In gnattino/polymatching: A Matching Algorithm for Designs with Multiple Groups

knitr::opts_chunk$set(echo = TRUE, 
                      message = FALSE, 
                      warning = FALSE)

The algorithm: a brief overview

The polymatching algorithm is organized in two main stages. First, a starting matched sample is generated to initialize the algorithm. Second, an iterative procedure is applied to reduce the distance within matched sets, thus improving the quality of the solution.

For the initialization of the first matched sample, this package implements a sequential strategy. The units of the first two groups are optimally matched. Then, the units from the third group are optimally matched to the existing pairs. The units from the fourth group are then optimally matched to the existing triplets, and so on. Note that, at each step, the existing two-group optimal matching procedure can be applied because each problem can be addressed by a two-group matching algorithm (matching units to fixed pairs, units to fixed triplets and so on). The order of the considered groups can be specified by the user or, by default, is based on their size, sequentially matching groups from the smallest to the largest. Furthermore, the package enables user to provide any given matched set as starting point, so that the algorithm can explore any improvement in terms of total distance.

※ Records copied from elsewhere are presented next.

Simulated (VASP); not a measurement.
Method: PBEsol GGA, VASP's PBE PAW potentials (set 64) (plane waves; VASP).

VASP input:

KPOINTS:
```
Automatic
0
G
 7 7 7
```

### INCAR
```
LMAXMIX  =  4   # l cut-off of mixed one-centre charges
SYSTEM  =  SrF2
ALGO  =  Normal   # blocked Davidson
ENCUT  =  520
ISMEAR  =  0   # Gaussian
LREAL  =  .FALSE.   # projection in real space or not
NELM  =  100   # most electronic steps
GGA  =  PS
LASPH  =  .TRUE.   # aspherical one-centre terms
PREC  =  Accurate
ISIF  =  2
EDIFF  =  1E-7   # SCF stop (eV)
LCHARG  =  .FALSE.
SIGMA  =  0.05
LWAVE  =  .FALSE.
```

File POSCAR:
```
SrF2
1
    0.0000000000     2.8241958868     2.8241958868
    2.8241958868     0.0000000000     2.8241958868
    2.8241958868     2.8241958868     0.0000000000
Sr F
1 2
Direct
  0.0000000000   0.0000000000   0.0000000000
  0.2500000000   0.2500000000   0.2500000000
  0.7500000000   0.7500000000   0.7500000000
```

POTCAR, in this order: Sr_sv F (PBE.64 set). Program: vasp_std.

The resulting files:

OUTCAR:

The second stage of the algorithm is the iterative procedure. For example, with $K$ groups, the algorithm starts by relaxing the linkage with the first group and the units of this group are rematched to the fixed $(K-1)$-uples. The procedure is repeated for each of the $K$ groups and the attained total distance is recorded. If any newly generated matched set improves the total distance, the matched sample attaining the smallest total distance is selected and the iterations continue. Again, the linkage to each group is sequentially relaxed and possible reductions in the total distance are explored. The algorithm stops when no improvement in the total distance is found.

A toy dataset

To showcase the functionalities of the polymatching package, let's start by generating a toy dataset with 3 continuous variables ($X_1$, $X_2$ and $X_3$), one binary variable ($Z$) and one categorical variable ($W$), with four levels. The units are divided in 4 groups, labeled as A, B, C and D, with different size ($n_A = 10$, $n_B = 100$, $n_C = n_D = 500$). Let $G$ be the name of the variable identifying the assigned group.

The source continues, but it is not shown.